Liverpool have conceded 7 goals in the four games played so far this season. That’s an average of nearly two per game and it is something that must be concerning Rafa Benitez as it definitely concerns me as a fan. Injuries to Agger and Skrtel have not helped matters, as well as Liverpool legend Sami Hyppia moving on, but if one looks at the goals conceded by Liverpool this season only one has come from open play. Against Spurs the opening goal game from a rebound that resulted from a free-kick. Okay, we can debate whether or not a rebound from a free-kick is open play or not but I would still group it as a goal from a set piece. The second Spurs goal was directly from a corner. Against Aston Villa Liverpool conceded from a free-kick, then a corner and then a penalty. In the most recent game,the opening Bolton goal came from a corner again. Only the second Bolton goal to me is a legitimate goal from open play. Liverpool’s defensive problems can thus be narrowed down to an inability to defend set pieces. I think we can narrow this down further and say that of the set piece goals, three of them were corners. So 3 of the 7 goals conceded by Liverpool this season have been from corners. That’s a significant statistic and one that merits closer scrutint.
Generally speaking, if a defensive system is proving not to work it is either the result of the players failing to execute the defensive pattern effectively, or the system itself being defective. Liverpool uses a zonal marking system when it comes to corners. I am not a coach or a tactician, so my explanation and understanding of what a zonal system is will be rudimentary. But from what I know, this means that come a corner, the players within the defensive pattern are responsible for certain areas or zones within the penalty area. Any opposition player or ball that is in a Liverpool player’s zone must be picked up or cleared by that player. 3 different teams have found a way to break through this defensive system however and we need to ask ourselves why? Is it because the Liverpool players are just not executing the defensive plan properly or is it that zonal marking for corners is fundamentally flawed?

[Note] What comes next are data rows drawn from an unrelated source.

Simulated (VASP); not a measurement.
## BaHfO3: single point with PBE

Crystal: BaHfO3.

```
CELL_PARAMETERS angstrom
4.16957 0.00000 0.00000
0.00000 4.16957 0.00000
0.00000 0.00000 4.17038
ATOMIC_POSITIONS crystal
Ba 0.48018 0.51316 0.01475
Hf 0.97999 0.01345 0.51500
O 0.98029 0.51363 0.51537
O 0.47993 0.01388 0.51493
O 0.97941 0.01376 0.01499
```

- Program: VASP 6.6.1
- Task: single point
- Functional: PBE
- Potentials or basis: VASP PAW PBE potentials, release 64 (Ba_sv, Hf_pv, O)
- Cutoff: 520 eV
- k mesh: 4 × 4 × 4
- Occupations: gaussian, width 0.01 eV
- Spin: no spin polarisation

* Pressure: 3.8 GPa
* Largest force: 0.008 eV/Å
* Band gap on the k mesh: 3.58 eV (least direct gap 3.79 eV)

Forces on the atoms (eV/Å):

I am of the view that zonal marking within the penalty area is defensive suicide. An opposing player with good movement can drift from one zone to the other and cause confusion amongst the defenders. In the penalty box, that half a second where that man is free can result in a shot on target and quite possibly a goal. The problem is that the defenders cannot abandon their zone in an attempt to “track” their man because that would result in that particular zone being completely open to attack by another opposing player. So when an opposing player moves into another zone, one defender must move towards this player and pick him up while the other defender makes his way back to his zone of responsibility. It means that for a very brief period of time, the attacking player is completely unmarked. Outside the penalty area a zonal system works because in that short amount of time when an attacking player moves from one zone to another zone and is ‘free’, even if he does receive the ball he will be too far out from goal to pose any sort of threat. Now in my example I used the movement of one man; imagine the sort of strain the defensive system is put under where you have three or four runners making pre-planned runs; including sending two or three players into the same zone? Spurs, Villa and Bolton have all figured out that Liverpool’s defense of the corners leaves a lot to be desired, and I fear that if the system is not changed Liverpool will end up dropping more points because of conceding at corners.
It is an old philosophy but I think it is one that is sound. If the opposing players are in the penalty area, zonal system goes out the window and it is simple man to man marking. It is extremely difficult to get a shot accurately on target when there is someone leaning into you or about to put in a meaty challenge. Rafa swears by zonal marking but I think he may have missed a trick here.